A single user-perceived character may consist of multiple Unicode codepoints. Such characters can break u'[abc]'
-like regex that sees only codepoints in Python. To workaround it, you could use u'(?:a|b|c)'
regex instead. In addition, don't mix bytes and Unicode strings i.e., old_string
should be also Unicode.
Applying the last rule fixes your example.
You could write your regex using lookahead/lookbehind assertions:
# -*- coding: utf-8 -*-
import re
from functools import partial
old_string = u"""
ò:ha becomes ò:a
ä:hà becomes ä:à
aha becomes aa
üha becomes üa
ëhë becomes ëë"""
# (?<=a|b|c)(:?)h(?=a|b|c)
chars = u"a e i o u ä ë ö ü á é í ó ú à è ì ò".split()
pattern = u"(?<=%(vowels)s)(:?)h(?=%(vowels)s)" % dict(vowels=u"|".join(chars))
remove_h = partial(re.compile(pattern).sub, ur'\1')

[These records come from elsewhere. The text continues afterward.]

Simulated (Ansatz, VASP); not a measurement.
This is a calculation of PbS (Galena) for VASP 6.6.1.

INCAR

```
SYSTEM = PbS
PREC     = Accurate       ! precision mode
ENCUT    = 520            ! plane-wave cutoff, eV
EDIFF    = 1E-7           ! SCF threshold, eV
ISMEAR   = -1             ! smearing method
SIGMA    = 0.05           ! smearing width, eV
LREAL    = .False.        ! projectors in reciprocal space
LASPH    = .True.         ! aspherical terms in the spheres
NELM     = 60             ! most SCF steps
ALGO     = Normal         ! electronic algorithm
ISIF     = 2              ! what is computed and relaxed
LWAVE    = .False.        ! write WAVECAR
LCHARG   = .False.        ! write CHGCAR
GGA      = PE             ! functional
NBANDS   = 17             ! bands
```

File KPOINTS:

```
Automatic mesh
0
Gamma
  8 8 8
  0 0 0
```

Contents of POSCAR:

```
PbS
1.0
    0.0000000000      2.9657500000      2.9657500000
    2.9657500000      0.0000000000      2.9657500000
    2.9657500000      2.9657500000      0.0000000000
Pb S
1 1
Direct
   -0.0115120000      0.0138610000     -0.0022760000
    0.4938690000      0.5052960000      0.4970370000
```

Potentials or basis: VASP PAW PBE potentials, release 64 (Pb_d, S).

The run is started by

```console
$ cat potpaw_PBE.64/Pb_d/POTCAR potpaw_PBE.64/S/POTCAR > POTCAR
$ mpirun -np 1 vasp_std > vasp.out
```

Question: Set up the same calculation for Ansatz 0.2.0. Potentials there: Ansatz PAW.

# remove 'h' followed and preceded by vowels
print(remove_h(old_string))
Output
ò:a becomes ò:a
ä:à becomes ä:à
aa becomes aa
üa becomes üa
ëë becomes ëë
For completeness, you could also normalize all Unicode strings in the program using unicodedata.normalize()
function (see the example in the docs, to understand why you might need it).